One woman reported a rape every 15 minutes on average in India in 2018, according to government data released on Thursday, underlining its dismal reputation as one of the worst places in the world to be female.
The highly-publicized gang rape and murder of a woman in a bus in New Delhi in 2012 brought tens of thousands onto the streets across India and spurred demands for action from film stars and politicians, leading to harsher punishments and new fast-track courts. But the violence has continued unabated.
Women reported almost 34,000 rapes in 2018, barely changed from the year before. Just over 85 percent led to charges, and 27 percent to convictions, according to the annual crime report released by the Ministry of Home Affairs.
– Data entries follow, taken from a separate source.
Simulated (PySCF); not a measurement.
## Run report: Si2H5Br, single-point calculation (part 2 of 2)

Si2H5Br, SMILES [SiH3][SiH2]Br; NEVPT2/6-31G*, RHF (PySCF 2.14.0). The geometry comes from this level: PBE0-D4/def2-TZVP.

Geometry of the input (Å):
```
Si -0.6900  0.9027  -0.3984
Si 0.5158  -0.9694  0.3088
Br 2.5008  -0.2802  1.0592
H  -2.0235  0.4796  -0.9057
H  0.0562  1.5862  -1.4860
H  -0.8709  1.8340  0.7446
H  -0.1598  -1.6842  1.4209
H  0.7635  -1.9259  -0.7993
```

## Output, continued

Women's rights groups say crimes against women are often taken less seriously, and investigated by police lacking sensitivity.
"The country is still run by men, one (female prime minister) Indira Gandhi is not going to change things. Most judges are still men," said Lalitha Kumaramangalam, former chief of the National Commission for Women.
"There are very few forensic labs in the country, and fast-track courts have very few judges," said Kumaramangalam, a member of Prime Minister Narendra Modi's Bharatiya Janata Party (BJP).
The rape of a teenager in 2017 by former BJP state legislator Kuldeep Singh Sengar gained national attention when the accuser tried to kill herself the following year, accusing the police of inaction, and more recently, rape allegations against federal minister Swami Chinmayanand.
Five months before Sengar was convicted last December, the accuser's family had to be provided with security after a truck crashed into the car she was in, injuring her and killing two of her relatives.
A 2015 study by the Centre for Law & Policy Research in Bengaluru found that fast-track courts were indeed quicker, but did not handle a high volume of cases.
And a study in 2016 by Partners for Law in Development in New Delhi found that they still took an average of 8.5 months per case - more than four times the recommended period.